Wednesday, September 13, 2017

Gotchas with Altering Table Schemas in Redshift

As I learned recently the hard way, simply altering tables in Redshift to perform a simple operation of adding columns doesn't behave the same way in a data warehouse as it does in regular relational databases.

Running the following SQL statement in Redshift actually has a lot more issues than you would expect:

ALTER TABLE rs_table ADD COLUMN new_column;

Despite the simple nature of this statement, many issues begin to emerge.

One of these is table locking. If an application is connecting to it via JDBC, connections would end up being queued because one Redshift cluster only allows 500 concurrent connections as per their online documentation.

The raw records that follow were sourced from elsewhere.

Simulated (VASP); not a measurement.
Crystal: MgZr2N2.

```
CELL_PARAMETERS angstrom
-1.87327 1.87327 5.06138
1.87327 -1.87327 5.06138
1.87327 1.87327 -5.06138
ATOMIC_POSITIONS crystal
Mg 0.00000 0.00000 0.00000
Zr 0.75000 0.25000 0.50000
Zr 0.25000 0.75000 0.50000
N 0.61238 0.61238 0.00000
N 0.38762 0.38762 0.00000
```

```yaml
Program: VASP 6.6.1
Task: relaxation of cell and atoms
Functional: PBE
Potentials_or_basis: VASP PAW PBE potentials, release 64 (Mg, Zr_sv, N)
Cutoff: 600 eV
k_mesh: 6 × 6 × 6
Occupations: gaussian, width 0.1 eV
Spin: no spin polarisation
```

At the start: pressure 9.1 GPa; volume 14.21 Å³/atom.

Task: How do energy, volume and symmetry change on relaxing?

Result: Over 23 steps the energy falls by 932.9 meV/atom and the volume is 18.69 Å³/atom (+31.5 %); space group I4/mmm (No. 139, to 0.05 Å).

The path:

Moreover, it was noticed that there were a number of duplicate records when inserts occurred on a matching key instead of updating the existing record or deleting the old record. This was most likely due to the fact that it was in the process of being altered during an insert and the key match could not be found.

This meant that an alternative approach was needed in order to prevent the locking and concurrency.
The following steps were tried and tested, and proved to work well:
  • Create the new table with the new schema suffixed with _new
  • Copy data from the old table to the new table
  • Rename old table suffixed with _old
  • Rename new table removing _new suffix
This is done in SQL as follows:

-- Create new table with new schema
CREATE TABLE rs_table_new
    id numeric(10),
    name varchar(250),
    date timestamp,
    new_column numeric(10)
) SORTKEY(dbid, date, clientid);
-- Copy data from old table to new
INSERT INTO rs_table_new
FROM rs_table;
-- Rename table
ALTER TABLE rs_table RENAME TO rs_table_old;
ALTER TABLE rs_table_new RENAME TO rs_table;

Amazingly, the total execution time for a table with over 10 million records completed in under 2 minutes as opposed to the initial 2 hours.